Tuesday, June 22, 2010

Removing Cinderella from Revenue Assurance

I wonder if many of our members have seen Disney’s version of Cinderella. There is a scene at the beginning of this movie that comes to my head whenever I hear stories about revenue assurance departments that are demanded to be everywhere and must clean up as much leakage/mitigate as much risk as possible. Early in the movie Cinderella is stuck at the beck and call of her demanding step-mother and spoiled step-sisters. In the image that comes to my mind she is carrying three breakfast plates (one in each hand and one on her head), feeding the pets, and cleaning the house on the way up to deliver her step-mother’s and step-sisters’ breakfasts. All the while viewers hear shrill “CIN-DER-ELLA’s” being called out with even more (somewhat ridiculous) requests.

Unfortunately, it seems that revenue assurance departments often can be treated the same way. Since they have few well defined boundaries, and it is not really clear on what they do, they get asked to do everything. They balance the assurance of many domains, lines of business, and in all of them they must find/stop as much risk as possible. Not to mention, that if something goes wrong, Revenue Assurance tends to find themselves to blame.

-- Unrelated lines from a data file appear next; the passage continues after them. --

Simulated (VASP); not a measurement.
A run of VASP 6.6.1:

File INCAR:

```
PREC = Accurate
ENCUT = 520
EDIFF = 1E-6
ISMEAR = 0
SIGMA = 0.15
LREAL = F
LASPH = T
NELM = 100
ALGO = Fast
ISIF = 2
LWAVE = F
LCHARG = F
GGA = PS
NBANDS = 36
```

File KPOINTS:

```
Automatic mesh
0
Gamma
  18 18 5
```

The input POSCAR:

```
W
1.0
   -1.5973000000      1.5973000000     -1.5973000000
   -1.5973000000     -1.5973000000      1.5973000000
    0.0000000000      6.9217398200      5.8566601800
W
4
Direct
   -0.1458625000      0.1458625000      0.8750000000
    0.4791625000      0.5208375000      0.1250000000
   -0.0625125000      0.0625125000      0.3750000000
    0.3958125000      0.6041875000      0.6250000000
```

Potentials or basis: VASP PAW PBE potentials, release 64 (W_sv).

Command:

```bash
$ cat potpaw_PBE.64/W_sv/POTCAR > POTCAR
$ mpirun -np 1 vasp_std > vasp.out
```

Now to me, this seems quite unreasonable. Depending on the size and depth of a revenue assurance department, there must be a limit to what they are asked to do and where they are asked to go. As mentioned before, the revenue assurance professional must bring integrity to every task and relationship, which is difficult when there is too much to do.

This leads me to the next three GRAPA Principles proposed for 2011: Scope Management, Management’s Appetite for Risk, and Departmental Sovereignty. Together these three Principles help revenue assurance to prioritize, set boundaries, and figure out (and explain) their role in their Telco.

According to Scope Management,

“Revenue assurance is only responsible for the risks to revenues in those domains that have been defined as ‘in scope.’”

And when is an area in scope? According to the proposal for 2011, five things must occur before an area can be considered as “in scope” for revenue assurance, and only then is RA accountable for that area.

An area is in scope when:
• The RA team has been formally assigned responsibility for the area by management
• The RA team has performed a forensic analysis of the domain, and delivered an assessment of the risks discovered and the recommended levels of risk to be considered
• The RA Team has recommended a series of corrections and controls in alignment with management’s appetite for risk
• Management has approved the costs and changes defined by the recommended corrections and controls
• The corrections and controls have been implemented


As you can see, this principle gets at the heart of the role of revenue assurance. As a profession, RA should have a standard way for approaching the functions they will perform for Telco’s – where they will go, and what needs to happen before they can have responsibility for the revenues of a certain domain. When I look at each of the five steps, each seems so important because if revenue assurance is going to be asked to do something, the only way they can do it right (and with integrity) is if they have been heavily involved in the process from the beginning.

So while this revenue assurance story does not end with a glass slipper or prince charming, I imagine it can provide RA professionals with something much more valuable. With scope management, an RA team can establish boundaries for where they should be and when they can be held accountable for revenues and risk. This principle provides revenue assurance with a process for managing the torrential amount of demands that can be asked of them, and reverses the image of Cinderella I explained earlier. With Scope Management (along with Departmental Sovereignty and Management’s Appetite for Risk) the picture of Revenue Assurance is now one of a balanced professional. He/she does not respond to a Telco’s every revenue-related whim, but knows where his/her role and function within the Telco universe.